2024 year in review: It’s been a good year for…
From the growth of ad-funded streaming and winning the argument for pre-testing, to gen AI entering the mainstream, 2024 has been a good year for committing to consistency.

Pre-testing
2024 was the year when pre-testing appeared to win over many of its detractors.
Over the decades, there have been many forms of pre-testing and many different companies offering the service. Previously, it was extremely difficult to accurately capture the essence of ads without just basically making a version of the ad, with great expense involved.
The pre-test itself might have focused on driving purchase intent, rather than sales intent. Indeed, when Peter Field and Les Binet wrote The Long and Short of It in 2013, their research revealed pre-tested campaigns outsold non-pre-tested ones over the short term, but in the long term it was the non-pre-tested campaigns that dramatically outsold the pre-tested ones.
The science underpinning pre-testing and the ability of advertisers to produce animatics at relatively low-cost have both improved notably in recent years, meaning the practice is almost unrecognisable from what it once looked like.
Of course, the ability of brands to produce better material to test and the quality of the tests themselves has not suddenly skyrocketed in 2024, but this was the year when the argument for pre-testing becoming an essential part of the effectiveness mix appeared to be well and truly one.
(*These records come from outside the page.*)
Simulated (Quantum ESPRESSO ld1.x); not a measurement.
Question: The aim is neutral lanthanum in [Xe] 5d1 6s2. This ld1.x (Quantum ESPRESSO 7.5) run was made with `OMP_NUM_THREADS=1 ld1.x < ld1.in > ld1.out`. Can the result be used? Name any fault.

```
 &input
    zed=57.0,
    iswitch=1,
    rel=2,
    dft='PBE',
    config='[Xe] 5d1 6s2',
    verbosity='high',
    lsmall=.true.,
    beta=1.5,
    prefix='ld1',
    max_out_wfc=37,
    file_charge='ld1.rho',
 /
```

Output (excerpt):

Marketing Week’s own Mark Ritson, once a pre-testing sceptic, argued this year that the practice is now a “no brainer”.
“If you believe pricing or product development is bolstered by consumer research, why would you not think the same about advertising?” he wrote.
Peter Field brought data to the argument, suggesting that – unlike in the past – there is now a positive link between ads that have been quantitatively tested, and pricing power and market share effects.
“Pricing power has always been a key metric associated with powerful emotional brands and the improvements in pre-testing have seen a radical turnaround in the apparent ability to promote pricing power,” Field stated.
Nothing is ever universally agreed upon, particularly among the marketing industry, and pre-testing is no different. Yet this year, advocates made their arguments more convincingly than ever that it should be a crucial step in marketers’ advertising planning. NC
Consistency
Consistency was identified as one of Marketing Week’s agenda items for 2024 and brands have certainly taken note.
As Mark Ritson said just a few months ago, “consistency is the top-class marketer’s secret weapon”. Data from Kantar, System1 and Analytic Partners in 2023 also highlighted that ads do not ‘wear-out’, meaning consistency is key.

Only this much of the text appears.